Interesting, I think to myself. Fast-forward about 10 weeks and I work up the nerve to send him a message and ask whether they teach classes in stand-up ­because, if so, I’d be interested in taking one.

They did. And one Wednesday night, late last month, I found myself waiting to go on stage and make my stand-up comedy debut.

With five minutes to go before I had to face the audience, all of a sudden I totally blanked. I couldn’t remember a single one of my jokes. Zilch.

How had it come to this? A long time ago I was on an Air Canada flight with my family. This is so long ago that the only video entertainment available was a movie on a tiny overhead screen in the aisle – but there were lots of audio channels you could listen to.

One was a comedy channel and one of the routines it featured was American comedian and actor Bob Newhart’s King Kong skit. He takes on the role of a security guard working his first shift at the Empire State Building – on the same night King Kong shows up. The guard phones his boss for advice.

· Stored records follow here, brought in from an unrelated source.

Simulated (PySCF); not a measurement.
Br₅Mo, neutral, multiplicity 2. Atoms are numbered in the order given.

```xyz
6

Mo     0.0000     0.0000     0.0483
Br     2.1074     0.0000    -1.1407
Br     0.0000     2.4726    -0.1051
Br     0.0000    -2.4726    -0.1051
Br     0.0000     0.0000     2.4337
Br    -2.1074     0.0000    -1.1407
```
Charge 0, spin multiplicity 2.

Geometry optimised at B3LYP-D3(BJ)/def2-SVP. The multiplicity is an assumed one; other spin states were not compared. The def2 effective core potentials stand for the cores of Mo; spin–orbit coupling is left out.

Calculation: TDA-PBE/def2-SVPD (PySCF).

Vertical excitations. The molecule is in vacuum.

As was his style for his comedy routines in those days, Newhart acts out one end of a conversation – we do not hear the person on the other end. It was puckish, absurd, clever, hesitant, slow-building and surprising – it was the funniest thing I had ever heard.

When the watchman tells his boss that the ape is holding a woman, there is a short pause for the boss’s unheard reaction, before the guard responds: “No, ah, I don’t think she works in the building, no sir … Well, see, as he passed by my floor, ah, she had this kind of negligee on, you know, so I doubt very much if she was one of the cleaning women.”

Why do I remember this skit and none of the others I listened to during that flight?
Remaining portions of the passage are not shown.